Boosted by inventory lag gain

Excluding insurance proceeds claim estimated c.RM39m, PDB’s 2Q18 core earnings grew RM58m or 26% yoy to RM283m. This was mainly on higher inventory lag gain following the rapid rise in Mean of Platts Singapore (MOPS) product prices. The company netted inventory gain of RM90m in the quarter which partially offset by higher advertising expenses primarily in retail segment. Overall, 1H18 earnings rose 5.5% yoy and were within ours and consensus estimates.

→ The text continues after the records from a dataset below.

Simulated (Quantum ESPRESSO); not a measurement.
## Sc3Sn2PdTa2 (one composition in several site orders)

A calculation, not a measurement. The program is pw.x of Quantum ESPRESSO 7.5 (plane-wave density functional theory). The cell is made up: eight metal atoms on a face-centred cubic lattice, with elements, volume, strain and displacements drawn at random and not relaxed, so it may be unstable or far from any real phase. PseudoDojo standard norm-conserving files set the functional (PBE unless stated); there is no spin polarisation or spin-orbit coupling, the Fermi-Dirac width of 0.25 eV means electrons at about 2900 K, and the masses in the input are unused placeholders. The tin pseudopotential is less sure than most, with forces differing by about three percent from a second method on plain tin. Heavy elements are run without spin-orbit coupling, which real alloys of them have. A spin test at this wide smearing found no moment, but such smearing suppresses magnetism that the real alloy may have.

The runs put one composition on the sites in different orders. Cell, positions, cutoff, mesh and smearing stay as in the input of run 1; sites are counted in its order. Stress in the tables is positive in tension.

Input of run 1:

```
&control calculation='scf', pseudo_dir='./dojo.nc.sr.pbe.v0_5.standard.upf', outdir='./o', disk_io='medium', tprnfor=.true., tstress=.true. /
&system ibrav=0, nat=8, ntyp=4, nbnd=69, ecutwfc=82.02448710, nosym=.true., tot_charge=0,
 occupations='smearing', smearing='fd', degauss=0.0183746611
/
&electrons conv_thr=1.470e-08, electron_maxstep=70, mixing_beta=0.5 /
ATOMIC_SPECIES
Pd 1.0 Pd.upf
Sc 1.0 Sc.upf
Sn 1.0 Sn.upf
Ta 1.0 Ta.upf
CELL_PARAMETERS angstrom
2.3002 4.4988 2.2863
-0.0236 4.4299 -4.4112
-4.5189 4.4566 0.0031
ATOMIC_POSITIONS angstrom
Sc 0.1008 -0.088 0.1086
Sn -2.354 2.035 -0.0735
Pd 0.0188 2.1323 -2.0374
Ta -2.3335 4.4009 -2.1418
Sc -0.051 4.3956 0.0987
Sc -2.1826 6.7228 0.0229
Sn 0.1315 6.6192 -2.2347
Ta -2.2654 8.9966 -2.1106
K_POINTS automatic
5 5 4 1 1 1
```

Lower product costs expanded retail margin

Retail operating profit grew strongly by 56% yoy and 43% qoq to RM238m mainly on inventory lag gain which more than offset higher advertising costs and lower sales volume of 1%. This saw operating margin expading to 6.2% (2Q17: 4.2%, 1Q18: 4.4%). On qoq basis, retail sales volume grew 3% amidst fixed subsidised pump price and holiday for election.

Slow down in commercial sales volume

The commercial segment recorded lower sales volume of 1% yoy. This was due to lower jet fuel sales volume which more than offset higher sales volume from Diesel, bulk LPG and Sulphur. Notwithstanding, ASP jumped 18% resulting in higher operating profits by 3%.

Declared higher second interim dividend of 16 sen

PDB declared its second interim DPS of 16 sen which implies payout ratio of 51%. This was higher than 2QFY17 DPS of 14 sen which brings YTD DPS of 19 sen (1H17: 18 sen)

Retain BUY with unchanged TP RM30.00

We retain our BUY call on PDB with an unchanged DCF-derived TP of RM30.00. This is based on a 7.5% WACC and long term terminal growth rate of 1.5% which implies 26.3x FY19E PE. We believe PDB can capture higher sales volume in 2H18 supported by jump in new car sales and recovery in offshore activities.